I read about the term “imperialist feminism” in the past, but I had no idea how much this theory would permeate and complicate my thoughts as an American woman living in Morocco. Imperialist feminism seems like an extreme term that wouldn’t actually apply to my experiences. Some quick googling tells me that it is an
The international exchange program that I’m on right now might have even emerged from these same assumptions that propagate imperialist feminism. But since I’ve been privileged to never experience war or systemic oppression, imperialist feminism for me means the eagerness of people at home to hear about the plight of women here. In reality, how patriarchal norms operate on women anywhere depends on a whole host of factors in addition to gender. Without acknowledging that our society is patriarchal too, discussions around women’s rights in these countries become a way to Orientalize other cultures and reaffirm the superiority of the U.S.
Today, I’d like to just vent about how, despite the fact that I’ve had every freedom in terms of choice and economic mobility, I’m still negatively impacted by a form of patriarchy that, from what I have experienced so far, doesn’t exist to the same degree here in Morocco. I’m sure there’s another academic word for it, but for now I’ll call this form of internalized patriarchy “defining-womanhood-and-beauty-not-from-within-ourselves-but-rather-in-competition-for-the-male-gaze.” It’s succinct, I know.
Why Are We So Obsessed With Body Image?
So rewind a little bit. This week, I was sitting in my living room in my host family’s house (this is where a lot of my stories start). My host mom was just starting at me, and suddenly made a move towards my face. She touched it lovingly, and goes…
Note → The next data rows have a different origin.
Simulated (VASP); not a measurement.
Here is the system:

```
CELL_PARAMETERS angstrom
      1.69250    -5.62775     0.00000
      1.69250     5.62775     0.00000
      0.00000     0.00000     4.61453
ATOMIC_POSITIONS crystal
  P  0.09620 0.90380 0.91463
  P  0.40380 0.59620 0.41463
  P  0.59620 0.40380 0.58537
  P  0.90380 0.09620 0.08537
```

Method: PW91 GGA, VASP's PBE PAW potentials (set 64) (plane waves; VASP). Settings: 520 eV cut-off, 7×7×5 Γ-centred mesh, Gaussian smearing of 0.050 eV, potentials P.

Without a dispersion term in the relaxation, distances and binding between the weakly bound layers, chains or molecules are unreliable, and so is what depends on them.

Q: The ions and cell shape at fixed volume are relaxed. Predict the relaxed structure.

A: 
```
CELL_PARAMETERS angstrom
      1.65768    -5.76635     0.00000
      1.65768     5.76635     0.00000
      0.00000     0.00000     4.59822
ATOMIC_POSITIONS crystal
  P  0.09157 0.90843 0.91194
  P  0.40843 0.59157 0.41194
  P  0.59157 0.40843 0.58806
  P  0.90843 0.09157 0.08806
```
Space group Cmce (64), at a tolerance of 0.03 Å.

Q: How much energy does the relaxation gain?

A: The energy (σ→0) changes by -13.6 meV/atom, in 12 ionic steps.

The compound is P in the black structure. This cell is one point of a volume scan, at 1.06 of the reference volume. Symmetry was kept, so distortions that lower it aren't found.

That means, “Julie is fat.” My host mom had just told me I’m fat. My face turns into a frown. I hoped that she was just kidding. So I asked her…“what? I am?” She replied with a laugh—“just a little, in your face, from my Moroccan bread!” My host family seemed to think that my appalled face was some sort of a joke, so they put air into their cheeks and point to me, laughing some more.
Since as you might know I am not the stoic type, I thought I’d explain to my host mom and family that I was not okay with being called fat. To express my anger and hurt, I refused to eat the bread my host mom gave me for about 10 minutes, before giving in to my lack of self-discipline that wins out over my long-term desire to lose weight.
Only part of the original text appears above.